About Chris Wadsworth
Chris Wadsworth was born in Sheffield in 1940 and now lives at Bassenthwaite a few miles north of Keswick in the English Lake District.
A former art teacher and graphic designer, she moved to Cumbria in 1986, bought Castlegate House and opened it as a gallery in 1987. In the last 25 years, this beautiful georgian house with its walled secret garden has won its place as one of the best and most friendly commercial galleries in the North of England.
During that time she has shown some outstanding artists and mounted solo exhibitions by well recognised figures in Twentieth Century art. These include L S Lowry, Winifred Nicholson, Michael Bennett, Sheila Fell, Sandra Blow, Wilhelmina Barns Graham, Elizabeth Frink and Mary Fedden.
Chris has also discovered rising new talent; - farmer Karen Wallbank, Marie Scott, Sarah Carrington and many more. She has travelled extensively all over the world in her search for art and artists.
Her greatest achievement has been tracking down the reclusive and retentive artist Percy Kelly, bringing him out of obscurity after his death in 1994 when his life's work was threatened with destruction, to the recognition he has today.
Chris has served on the Board of Northern Arts, Grizedale Arts and Cumbria Arts in Education. She was first published in 1988 with a series of commissioned feature articles on Art for Cumbria Life Magazine and critiques of Northern exhibitions for Art Review.

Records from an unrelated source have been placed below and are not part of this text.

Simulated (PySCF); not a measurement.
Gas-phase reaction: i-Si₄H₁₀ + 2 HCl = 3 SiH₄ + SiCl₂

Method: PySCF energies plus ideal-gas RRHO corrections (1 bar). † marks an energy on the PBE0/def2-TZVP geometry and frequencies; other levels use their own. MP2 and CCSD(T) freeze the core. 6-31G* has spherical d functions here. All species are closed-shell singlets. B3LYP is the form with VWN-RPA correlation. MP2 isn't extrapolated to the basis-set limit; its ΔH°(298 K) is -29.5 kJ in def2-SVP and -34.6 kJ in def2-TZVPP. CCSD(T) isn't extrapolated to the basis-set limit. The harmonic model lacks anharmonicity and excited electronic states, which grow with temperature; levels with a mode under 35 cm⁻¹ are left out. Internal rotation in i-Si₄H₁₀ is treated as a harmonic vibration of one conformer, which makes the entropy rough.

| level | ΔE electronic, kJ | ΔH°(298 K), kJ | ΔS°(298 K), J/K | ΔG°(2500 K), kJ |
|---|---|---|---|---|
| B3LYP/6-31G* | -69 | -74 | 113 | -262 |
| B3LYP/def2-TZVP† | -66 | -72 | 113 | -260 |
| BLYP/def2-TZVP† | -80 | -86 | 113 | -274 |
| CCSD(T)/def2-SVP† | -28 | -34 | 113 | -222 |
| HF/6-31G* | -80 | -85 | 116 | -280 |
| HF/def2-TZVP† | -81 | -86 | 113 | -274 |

This was followed by various books and catalogues. Hercules and the Farmer's Wife published in both hard cover and then paper back was the winner of Lakeland Book of the Year in 2010. and shortlisted for the Portico Prize. Her biography of Percy Kelly, The Man who Couldn't Stop Drawing, was published 2011.
In July 2012 she decided to dedicate herself to writing full time, handing the gallery over to new owners. She is now working on a sequel to Hercules with several more books in the pipeline.